I have tried before to climb far enough out of my winter
doldrums to write here again, and in fact I’ve written a dozen or so comments
that I never posted. For some reason I
think I want inspiration---so I wanted, for example, to respond to a fairly
recent trend from Brad DeLong claiming, possibly to be controversial, that our
national debt is too small for the
twenty-first century. I like the idea of
being contrary on this issue, but my response got very abstract, and so I never
posted it. I think now that what I need
to do is go back to the real stimulus that prompted most of my prior posts: not
vaulting intellect, but plain old-fashioned irritation.
So I guess I’ll respond to something that irritated me from
yesterday’s (Saturday’s) Washington Post op-ed page. Michael Gerson, probably my favorite
Republican columnist, was talking about the two parties’ attitudes toward economic
mobility and equality of opportunity.
And in the process I think he managed to trivialize both sides of the
debate: his point was that the emergence of economic mobility as a campaign
issue is a compromise, of sorts, and that Democrats in general would rather
talk about inequality (of final outcome), while Republicans would rather talk
about growth. As he says it:
“When Democrats refer
to stalled mobility, they are generally still talking about inequality. When
Republicans embrace mobility, they often mean cutting taxes and reducing
regulations.”
And he claims that to Democrats,
“the job of helping
the poor is inseparable from cutting the 1 percent down to size.”
I’d actually reverse the causality in the first quote, and
flatly deny the second. Because I think
this is one of the areas where thinking conservatives and thinking liberals
have the same very basic goal, and only differ in how to achieve it.
I think that when Republicans talk about growth they are
really hoping that growth alone will create more opportunity, and more economic
mobility. And if growth is widely distributed, rather
than hoarded by the top 10%, they might be right. (I don’t agree with their belief that the
best path to growth is through cutting taxes and reducing regulations, but
that’s a different topic…)
And I think that when Democrats complain about inequality,
they are most concerned that extreme inequality of wealth and income interferes
with mobility and opportunity, which are the ultimate goals.
I can’t speak for all progressives, but for myself I can say
that I really have no big emotional response to the lifestyles of the
0.1%. To me they are like Lectroids
from Planet 10: they inhabiting a separate universe in a parallel
dimension, and are unlikely to ever interact much with the rest of us. I care that most of the income growth of the
last 35 years seems to have gravitated toward the top 10% of the population not
because of any envy that they have it---why should I care what they have?---but
because it leaves the rest of the population with stagnant incomes and
declining opportunity.
And that is the whole of it.
This isn’t something I just made up in response to Mr.

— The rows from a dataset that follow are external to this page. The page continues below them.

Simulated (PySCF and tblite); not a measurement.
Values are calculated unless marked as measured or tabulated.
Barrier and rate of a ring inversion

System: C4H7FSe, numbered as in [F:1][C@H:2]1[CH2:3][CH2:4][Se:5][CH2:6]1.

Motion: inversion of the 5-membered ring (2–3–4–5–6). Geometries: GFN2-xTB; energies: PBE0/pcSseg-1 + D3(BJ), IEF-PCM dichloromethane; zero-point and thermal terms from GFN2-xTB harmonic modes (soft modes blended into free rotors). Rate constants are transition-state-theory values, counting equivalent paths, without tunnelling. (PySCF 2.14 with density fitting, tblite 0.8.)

Gerson’s column. Here’s what I said in this post
from over a year ago:
“the path to a more
equal distribution of opportunity and
more equal reward for work and talent
may run through a more equal distribution of income, and … no amount of effort
to provide opportunity can compensate for the disadvantage of being born into a
poor family in a culture with extreme income inequality.”
Because
“opportunity is
neither free nor distributed equally across the population. Those who begin with high family incomes can
buy more of it, for themselves and for their children, than those who do not.”
What I didn’t say in that post is that the marginal value of
money spent on opportunity declines pretty rapidly after a certain level is
reached: once you have the opportunity to eat and sleep, to go to school and
study in relative security, and attend college without crippling the rest of
your life under the Kryptonite boulder of student loans, you’ve achieved a very
great deal of what money spent on opportunity can buy. Yes, if your parents are 0.1-percenters, or
even 1-percenters, you may be able to buy your way into elite schools and elite
jobs, but those are the special opportunities on Planet 10, available only in a
distant, alien dimension in the Hamptons. Let’s start with a wider distribution of just
the basic opportunities back here on earth.
Gerson’s advice to Republicans is, at least at the start,
exactly right, and it’s his ability to recognize things like this that makes
him my favorite Republican columnist. He
says that
“The entry-level
commitment for Republicans in this debate is a recognition that equality of
opportunity is not a natural state; it is a social and political achievement.”
Yes. It is a social,
political and economic achievement that requires eternal vigilance, and that disappears
when it is left unguarded. It takes a
good deal of commitment, and (in this progressive’s view) strong government
determined to maintain real opportunity, to achieve what Gerson says is
“America’s most
urgent domestic priority: resisting the development of a class-based society in
which birth equals destiny.”
But if the entry level commitment for Republicans is the
admission that universal opportunity is something that the culture, and the
country, must provide through effort, what is the conversation’s entry-level
commitment for Democrats?
I’d suggest that it is the open recognition that the purpose
of all of this discussion of income inequality is not to harm the rich, or
resent the rich: it is to enable those below the top 10%, particularly the poor;
it is to provide everyone with a real opportunity to pursue their own future
with hope, and to make sure that everyone has what Elizabeth Warren has been
calling a “fighting chance”.
Of course, even if each side can agree to start at their
entry-level commitment, and we can agree that we all have a common goal of
widespread opportunity, we still can’t hope for political
agreement or policy progress. Because
progressives don’t believe for a minute that tax cuts and deregulation, the
policies of choice for the last 40 years under both Republicans and Democrats,
will get us there; in fact, I would say that if there is a general agreement on
anything about economic policy among progressives, it’s that the constant habits
of tax cuts for the wealthy and deregulation for businesses are actively harming economic opportunity for the
poor by diverting all economic reward upward (and harming economic growth by
starving investment in infrastructure, research and education, and much else).